Multithreaded Programming Guide

Timers, Alarms, and Profiling

The "End of Life" announcements for per-LWP timers (see timer_create(3R)) and per-thread alarms (see alarm(2) or setitimer(2)) were made in the Solaris 2.5 release. Both features are now supplemented with the per-process variants described in this section.

Originally, each LWP had a unique Realtime interval timer and alarm that a thread bound to the LWP could use. The timer or alarm delivered one signal to the thread when the timer or alarm expired.

Each LWP also had a virtual time or profile interval timer that a thread bound to the LWP could use. When the interval timer expired, either SIGVTALRM or SIGPROF, as appropriate, was sent to the LWP that owned the interval timer.

Per-LWP POSIX Timers

In the Solaris 2.3 and 2.4 releases, the timer_create(3R) function returned a timer object whose timer ID was meaningful only within the calling LWP and whose expiration signals were delivered to that LWP. Because of this, the only threads that could use the POSIX timer facility were bound threads.

Even with this restricted use, POSIX timers in Solaris 2.3 and 2.4 multithreaded applications were unreliable about masking the resulting signals and delivering the associated value from the sigvent structure.

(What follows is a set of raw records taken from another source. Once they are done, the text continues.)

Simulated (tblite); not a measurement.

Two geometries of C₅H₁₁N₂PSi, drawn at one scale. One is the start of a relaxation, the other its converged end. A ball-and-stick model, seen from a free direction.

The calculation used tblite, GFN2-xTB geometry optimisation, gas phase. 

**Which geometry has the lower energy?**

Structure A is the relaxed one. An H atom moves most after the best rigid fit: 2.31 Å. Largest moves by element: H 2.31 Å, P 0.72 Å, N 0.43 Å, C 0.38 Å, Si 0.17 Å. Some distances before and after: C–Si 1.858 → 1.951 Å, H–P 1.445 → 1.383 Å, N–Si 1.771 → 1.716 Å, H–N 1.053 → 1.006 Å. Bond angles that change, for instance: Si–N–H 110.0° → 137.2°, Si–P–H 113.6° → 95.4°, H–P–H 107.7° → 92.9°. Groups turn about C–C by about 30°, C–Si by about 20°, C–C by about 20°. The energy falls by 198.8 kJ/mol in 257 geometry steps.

With the Solaris 2.5 release, an application that is compiled defining the macro _POSIX_PER_PROCESS_TIMERS, or with a value greater that 199506L for the symbol _POSIX_C_SOURCE, can create per-process timers.

Applications compiled with a release before the Solaris 2.5 release, or without the feature test macros, will continue to create per-LWP POSIX timers. In some future release, calls to create per-LWP timers will return per-process timers.

The timer IDs of per-process timers are usable from any LWP, and the expiration signals are generated for the process rather than directed to a specific LWP.

The per-process timers are deleted only by timer_delete(3R) or when the process terminates.

Per-Thread Alarms

In the Solaris 2.3 and 2.4 releases, a call to alarm(2) or setitimer(2) was meaningful only within the calling LWP. Such timers were deleted automatically when the creating LWP terminated. Because of this, the only threads that could use these were bound threads.

Even with this restricted use, alarm() and setitimer() timers in Solaris 2.3 and 2.4 multithreaded applications were unreliable about masking the signals from the bound thread that issued these calls. When such masking was not required, then these two system calls worked reliably from bound threads.

With the Solaris 2.5 release, an application linking with -lpthread (POSIX) threads will get per-process delivery of SIGALRM when calling alarm(). The SIGALRM generated by alarm() is generated for the process rather than directed to a specific LWP. Also, the alarm is reset when the process terminates.

Applications compiled with a release before the Solaris 2.5 release, or not linked with -lpthread, will continue to see a per-LWP delivery of signals generated by alarm() and setitimer().

In some future release, calls to alarm() or to setitimer() with the ITIMER_REAL flag will cause the resulting SIGALRM to be sent to the process. For other flags, setitmer() will continue to be per-LWP. Flags other than the ITIMER_REAL flag, used by setitimer(), will continue to result in the generated signal being delivered to the LWP that issued the call, and so are usable only from bound threads.

Profiling

You can profile each LWP with profil(2), giving each LWP its own buffer, or sharing buffers between LWPs. Profiling data is updated at each clock tick in LWP user time. The profile state is inherited from the creating LWP.